Importing the libraries

In [None]:
import numpy as np
import pandas as pd
from fastai.text import *
from fastai.callbacks import *

In [None]:
path = Path('../input/nlp-getting-started')
path.ls()

In [None]:
train = pd.read_csv(path/'train.csv')
test = pd.read_csv(path/'test.csv')

We will use both our training and test text for our language model. Pay attention to the fact that we are not taking any labels here. We are not building a classifier now rather we are buliding a language model where we are using a pretrained architecture trained on the Wikitext-103 and then training it on our tweet data.

The paragraph given below is taken from [Understanding building blocks of ULMFIT](https://medium.com/mlreview/understanding-building-blocks-of-ulmfit-818d3775325b#:~:text=High%20level%20idea%20of%20ULMFIT,learning%20rates%20in%20multiple%20stages)
> High level idea of ULMFIT is to train a language model using a very large corpus like Wikitext-103 (103M tokens), then to take this pretrained model’s encoder and combine it with a custom head model, e.g. for classification, and to do the good old fine tuning using discriminative learning rates in multiple stages carefully.
Architecture that ULMFIT uses for it’s language modeling task is an [AWD-LSTM](https://arxiv.org/pdf/1708.02182.pdf). The name is an abbreviation of ASGD Weight-Dropped LSTM.

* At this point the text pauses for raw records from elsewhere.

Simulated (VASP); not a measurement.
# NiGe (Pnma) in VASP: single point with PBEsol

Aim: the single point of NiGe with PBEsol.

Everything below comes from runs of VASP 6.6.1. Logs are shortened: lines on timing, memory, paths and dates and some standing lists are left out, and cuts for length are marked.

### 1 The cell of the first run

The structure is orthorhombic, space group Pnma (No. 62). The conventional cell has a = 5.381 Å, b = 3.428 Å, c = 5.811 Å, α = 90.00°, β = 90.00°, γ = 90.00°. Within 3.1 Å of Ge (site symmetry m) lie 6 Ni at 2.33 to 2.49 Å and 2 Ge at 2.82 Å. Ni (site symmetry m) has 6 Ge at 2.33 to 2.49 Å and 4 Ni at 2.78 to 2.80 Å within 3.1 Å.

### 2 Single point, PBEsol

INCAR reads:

Refer to this paper of you want to read more about ULMFiT : https://arxiv.org/abs/1801.06146

ULMFiT brought the concept of transfer learning in Computer Vision to NLP

In [None]:
data_lm = (TextList.from_df(pd.concat([train[['text']], test[['text']]], ignore_index=True, axis=0))
           .split_by_rand_pct(0.15)
           .label_for_lm()
           .databunch(bs=128))

In [None]:
data_lm.show_batch()

In [None]:
## create lm learner with pre-trained model
learn = language_model_learner(data_lm, AWD_LSTM, drop_mult=0.5)

In [None]:
learn.lr_find()
learn.recorder.plot(suggestion = True)

In [None]:
learn.fit_one_cycle(1, 1e-2, moms=(0.8,0.7))

In [None]:
callback = SaveModelCallback(learn,monitor="accuracy", mode="max", name="best_lang_model")

In [None]:
learn.unfreeze()
learn.fit_one_cycle(10, 1e-3, moms=(0.8,0.7), callbacks=[callback])

In [None]:
learn.save('fine_tuned')
learn.save_encoder('fine_tuned_enc')

Save the language model and the encoder too

In [None]:
df = train[['text', 'target']]

In [None]:
df_test = test[['text']]

Creating a Text Databunch for our classifier. We are taking 10% as validation set and keeping the vocabulary same as the language model databunch

In [None]:
data_clas = (TextList.from_df(df, vocab=data_lm.vocab)
             #.split_none()
             .split_by_rand_pct(0.1)
             .label_from_df('target')
             .add_test(TextList.from_df(df_test, vocab=data_lm.vocab))
             .databunch(bs=128))

In [None]:
## check test set looks ok
data_clas.show_batch(ds_type=DatasetType.Test)

Building the Classifier with the same encoder from the language model. 

In [None]:
learn = text_classifier_learner(data_clas, AWD_LSTM, drop_mult=0.5, metrics=[accuracy, FBeta(beta=1)])
learn.load_encoder('fine_tuned_enc')

In [None]:
learn.lr_find()
learn.recorder.plot(suggestion=True)

In [None]:
learn.fit_one_cycle(1, 1e-3, moms=(0.8,0.7))

In [None]:
## unfreeze the last 2 layers and train for 1 cycle
learn.freeze_to(-2)
learn.fit_one_cycle(1, slice(1e-3/(2.6**4),1e-2), moms=(0.8,0.7))

In [None]:
## unfreeze the last 3 layers and train for 1 cycle
learn.freeze_to(-3)
learn.fit_one_cycle(1, slice(5e-3/(2.6**4),5e-3), moms=(0.8,0.7))

Using callbacks to select the best classification model out of the given epochs

In [None]:
callbacks = SaveModelCallback(learn,monitor="accuracy", mode="max", name="best_classification_model")

In [None]:
## unfreeze all and train for 2 cycles
learn.unfreeze()
learn.fit_one_cycle(15, slice(1e-3/(2.6**4),1e-3), moms=(0.8,0.7), callbacks=[callbacks])

In [None]:
preds, _ = learn.get_preds(ds_type=DatasetType.Test,  ordered=True)
preds = preds.argmax(dim=-1)

id = test['id']

In [None]:
my_submission = pd.DataFrame({'id': id, 'target': preds})
my_submission.to_csv('submission.csv', index=False)